Form of RELIV’ INTERNATIONAL, INC. INCENTIVE STOCK OPTION AGREEMENT
Exhibit
10.2
Form of
RELIV’
INTERNATIONAL, INC.
THIS STOCK OPTION AGREEMENT,
made and entered into this ___ day of __________, 20_____, between Reliv’
International, Inc. (hereinafter the “Company”), and ____________________
(hereinafter “Employee”).
WHEREAS, the Company has
employed Employee and continues to employ Employee as of this date;
and
WHEREAS, the Company, as a
further incentive to Employee to devote his best efforts on behalf of the
Company and remain in the employ of the Company, desires to grant an option to
Employee to purchase shares of the Company’s stock;
NOW, THEREFORE, it is hereby
agreed:
1. Grant. The Company
hereby grants to Employee, subject to the terms and conditions set forth herein
and in the Company’s 2009 Incentive Stock Plan (the “Plan”) which is
incorporated herein by reference, an Incentive Stock Option (the “Option”), as
defined in the Plan, to purchase __________ shares of Stock of the Company.

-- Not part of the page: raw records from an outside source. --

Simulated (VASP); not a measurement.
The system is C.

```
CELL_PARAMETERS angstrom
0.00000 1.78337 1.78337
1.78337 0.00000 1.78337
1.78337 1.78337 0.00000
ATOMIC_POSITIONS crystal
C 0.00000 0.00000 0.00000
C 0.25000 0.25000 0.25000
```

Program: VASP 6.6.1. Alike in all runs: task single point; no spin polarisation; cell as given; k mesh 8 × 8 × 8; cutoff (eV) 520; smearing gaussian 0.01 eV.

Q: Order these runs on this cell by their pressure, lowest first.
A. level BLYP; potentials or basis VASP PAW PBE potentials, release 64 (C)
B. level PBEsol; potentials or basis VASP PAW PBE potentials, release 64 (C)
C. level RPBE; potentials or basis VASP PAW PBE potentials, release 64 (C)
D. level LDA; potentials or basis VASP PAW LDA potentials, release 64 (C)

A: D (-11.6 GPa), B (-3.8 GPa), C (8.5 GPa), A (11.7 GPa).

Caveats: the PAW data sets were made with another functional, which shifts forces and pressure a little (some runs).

Unless otherwise defined herein, capitalized terms used in this Agreement that
are defined in the Plan have the meaning set forth in the Plan.
2. Option Terms. This
Option is subject to the following terms and conditions:
2.1. Exercise Price. The
exercise price for shares purchased pursuant to this Option shall be $_____ per
share. The exercise price set forth above is equal to or greater than 100% of
the Fair Market Value of a share of the Company’s Stock as of the date of this
Agreement, except that if Employee owns or is deemed to own (by reason of the
attribution rules applicable under Section 424(d) of the Code) more than
10% of the combined voting power of all classes of stock of the Company or any
subsidiary or parent corporation, such exercise price is not less than 110% of
the Fair Market Value of a share of the Company’s Stock as of the date of this
Agreement. In all cases, Fair Market Value shall be determined in a manner that
satisfies the applicable requirements of Section 409A of the
Code.
2.2. Transfer of
Option. This Option is not transferable except by will or the
laws of descent and distribution, and shall not be exercisable during Employee’s
lifetime by any person other than Employee or his guardian or legal
representative.
2.3. Vesting. The Options
shall become exercisable in accordance with the vesting schedule and performance
targets (each a “Performance Target”) set forth in Schedule A attached
hereto.
2.4. Method of Exercise.
The Options may be exercised in whole or in part, by delivering written notice
of exercise to the Company, specifying the number of shares to be purchased.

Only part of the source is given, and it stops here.